Ryan Price reports on The Manchester Evening News:
The Post Office has agreed to pay compensation to hundreds of former subpostmasters whose names and addresses were accidentally leaked during a data breach last year.
Last June, the personal details of 555 victims of the Horizon IT scandal were published on the Post Office’s website.
What caught DataBreaches’ eye is the following:
Now, the company has confirmed it will pay each of the individuals affected either £5,000 or £3,500, depending on whether they were living at the address leaked at the time. They added that higher claims may be pursued in “special cases”.

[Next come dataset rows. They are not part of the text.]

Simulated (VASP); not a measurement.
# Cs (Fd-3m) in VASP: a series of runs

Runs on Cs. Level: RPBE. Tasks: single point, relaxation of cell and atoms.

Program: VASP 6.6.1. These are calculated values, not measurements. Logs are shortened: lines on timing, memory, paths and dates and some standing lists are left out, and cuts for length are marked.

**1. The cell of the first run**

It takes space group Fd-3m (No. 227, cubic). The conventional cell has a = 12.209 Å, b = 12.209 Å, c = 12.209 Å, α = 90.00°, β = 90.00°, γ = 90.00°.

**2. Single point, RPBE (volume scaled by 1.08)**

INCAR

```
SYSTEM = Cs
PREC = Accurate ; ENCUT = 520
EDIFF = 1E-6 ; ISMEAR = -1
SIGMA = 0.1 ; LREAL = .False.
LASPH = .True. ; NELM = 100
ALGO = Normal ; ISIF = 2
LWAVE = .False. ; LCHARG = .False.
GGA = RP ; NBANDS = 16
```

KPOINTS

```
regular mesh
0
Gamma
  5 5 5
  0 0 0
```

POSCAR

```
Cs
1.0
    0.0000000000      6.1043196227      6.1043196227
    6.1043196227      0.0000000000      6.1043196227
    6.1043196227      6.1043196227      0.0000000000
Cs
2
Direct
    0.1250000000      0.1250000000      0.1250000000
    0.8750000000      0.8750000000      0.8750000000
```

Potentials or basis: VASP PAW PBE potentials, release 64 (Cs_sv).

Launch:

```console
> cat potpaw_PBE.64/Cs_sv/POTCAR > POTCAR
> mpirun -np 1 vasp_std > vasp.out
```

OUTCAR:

What makes this data leak so worrisome or problematic that there is such a high compensation rate? Names and addresses are usually not that huge a deal, but these were linked to the Horizon IT scandal — a case in which faulty software led to the prosecution of over 900 postmasters in the UK. At the time of the leak, The Guardian reported:
The state-owned body published the personal details of 555 people who had been involved in suing the Post Office in a high court lawsuit in 2019. It paved the way for post office operators convicted of theft and false accounting to be exonerated by the courts.
The lawsuit was led by Sir Alan Bates, the campaigner who was played by actor Toby Jones in the ITV hit drama Mr Bates vs the Post Office this year, which portrayed his fight for justice and ignited a public furore about the scandal caused by faulty Horizon IT software.
So having had their lives ruined — some having suffered bankruptcy, prison sentences and homelessness after wrongful prosecutions — they now had their names and addresses leaked publicly by the Post Office? This was not just a routine “leak” of little consequence to many of those affected.